How to get access to ONLY the object in sub-document where there was a hit (match) in Atlas Search

Hello All:

I am stuck with something that should be very simple to do, but am not able to find any straightforward way of doing using Mongo DB Atlas Search.

Firstly, the MongoDb videos said that the best way to structure no-sql databases like mongo db is not separating data into separate collections and linking via foreign keys, but by embedding and creating sub-documents, so sub-documents (or nested documents) are the recommended data structure of choice for Mongo db.

Now I have a USERS collection and this contains sub collections of related user data. I use the Atlas Search to do a text search on field in a nested or sub -document in the USER collection and using PROJECT I am able to get the fields for the USER where there was a match in the sub-document. However I cannot for the life of me get the _id of the sub document where the actual match took place!

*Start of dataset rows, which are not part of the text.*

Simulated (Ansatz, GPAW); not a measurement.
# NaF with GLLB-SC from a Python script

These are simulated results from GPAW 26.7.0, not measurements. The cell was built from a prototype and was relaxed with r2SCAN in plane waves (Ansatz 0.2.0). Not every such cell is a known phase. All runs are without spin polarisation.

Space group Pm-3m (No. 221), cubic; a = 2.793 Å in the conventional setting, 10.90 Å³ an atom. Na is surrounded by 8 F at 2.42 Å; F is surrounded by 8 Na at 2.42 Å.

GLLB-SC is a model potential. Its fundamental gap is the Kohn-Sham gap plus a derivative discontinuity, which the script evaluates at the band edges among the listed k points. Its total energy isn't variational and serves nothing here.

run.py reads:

In the Highlights I get the matched text. But i need the _id of the sub-document where the match happened. This should be very straightforward to get in any database system.

I did some research and in other threads there was a recommendation to do some kind of nasty workaround like $unwind the search results and do another $match on them. However I have multiple hits with the same or similar keyword (given the fuzzy aspect of the text search of Atlas search) and the subsequent running of $match as a workaround will result in serious bugs as other records could be matched rather than the one that was initially identified by the $Search.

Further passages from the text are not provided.